Joye Law Firm – Founder’s Legacy Q & A
July 1st, 2012|
Founded in 1968 by Reese Joye, Joye Law Firm has offices in Charleston and Myrtle Beach. As the firm grew, Reese became a legendary attorney in South Carolina, fighting to make things right for his clients. Reese Joye passed away unexpectedly in 2008, leaving the firm in the hands of his son Mark and Ken Harrell, who joined the firm in 1994. We recently spoke with Ken about what has changed, what has stayed the same, and the path forward for Joye Law Firm.
Q: Reese Joye was the founder of Joye Law Firm more than 40 years ago. What were some of the values he brought to the firm?
A: Tenacity and a burning desire to do everything he could (within ethical guidelines) to get the best result for his clients. Reese was not an easy man to work for, because his standards were so high and he refused to compromise on his principles. But there’s no question that Mark, Chris, and I are much better lawyers for having worked with Reese for so long. Hopefully, we can pass on the same traits to our younger lawyers.
Q: What changes did he have to adapt to during that time?
A: Like most of us who have been around long enough, changes in technology were his biggest challenge. We had a real wrestling match with Reese when we decided to implement Needles as our case management system. For years, the lawyers took turns answering the night calls. Looking back, some of his “systems” seem crazy now, but they worked for him for so long that he struggled with making changes.
“There’s hardly a week that goes by without a former client or another Charleston lawyer sharing a ‘Reese story.’ ”
Q: Since he passed away, what has his legacy been, both at Joye Law Firm and in the community?
A: There’s hardly a week that goes by without a former client or another Charleston lawyer sharing a “Reese story” with Mark or me. I think his obituary said it best when he was described as a “trial lawyer’s trial lawyer,” meaning his peers respected him, because he was not afraid of a tough case and he loved being in the courtroom. That passion for going into the courtroom and not being afraid of getting knocked on our ass from time to time is something we want the Joye Law Firm to be known for in the years to come.
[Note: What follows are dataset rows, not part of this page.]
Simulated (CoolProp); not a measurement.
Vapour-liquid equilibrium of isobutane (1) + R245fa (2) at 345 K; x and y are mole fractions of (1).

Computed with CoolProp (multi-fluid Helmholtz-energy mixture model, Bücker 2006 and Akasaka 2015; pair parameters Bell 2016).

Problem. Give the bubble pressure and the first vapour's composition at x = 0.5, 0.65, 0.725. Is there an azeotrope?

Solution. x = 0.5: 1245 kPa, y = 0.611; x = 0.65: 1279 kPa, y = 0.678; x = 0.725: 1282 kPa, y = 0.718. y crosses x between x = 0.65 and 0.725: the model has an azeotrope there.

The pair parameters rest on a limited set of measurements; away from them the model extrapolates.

Q: What has changed since he has been gone?
A: Culturally, it was a big shift for everyone at the firm, because Reese had such a larger-than-life presence, and for years, it was his vision that directed the law firm. Mark and I have certainly been more open to getting outside counsel on how to best grow the firm. We brought in Vista Consultants shortly after Reese died, and that led to a number of healthy changes, from my taking on a more active management role, to an I.T. overhaul, to hiring a new firm administrator—the list goes on and on. We opened our first satellite office after Reese’s death. We’ve expanded into new practice areas.
I’m not saying we wouldn’t have done these things if Reese were still here, but there are naturally some conflicting interests when you have the generation gap that existed between Reese, Mark, and me.
Q: Did the perception of Joye change among the Charleston community (legal and otherwise)?
A: I think there was a brief period of time when everyone was wondering what would happen since Reese was the face of the firm for so long. cj was instrumental in helping us put together a marketing campaign (started after a grace period of being off the air for a couple of months) that was designed to say to our competitors and potential clients that “we’re still here and we’re not going away, so pack a lunch.” Within a few months, it was back to business as usual.
Q: Where is Joye Law Firm headed next?
A: Wherever it is, I am thrilled to be a part of it. I absolutely love coming to work every day. I have a great partner in Mark (who’s happiest focusing on trying big cases), a group of dedicated lawyers, and the best employees we’ve ever had. We won’t stand still. We’ll keep getting better, because the competition gets stiffer and stiffer. Growth-wise, I’m sure we’ll expand into other areas of the state. When and where? That remains to be seen.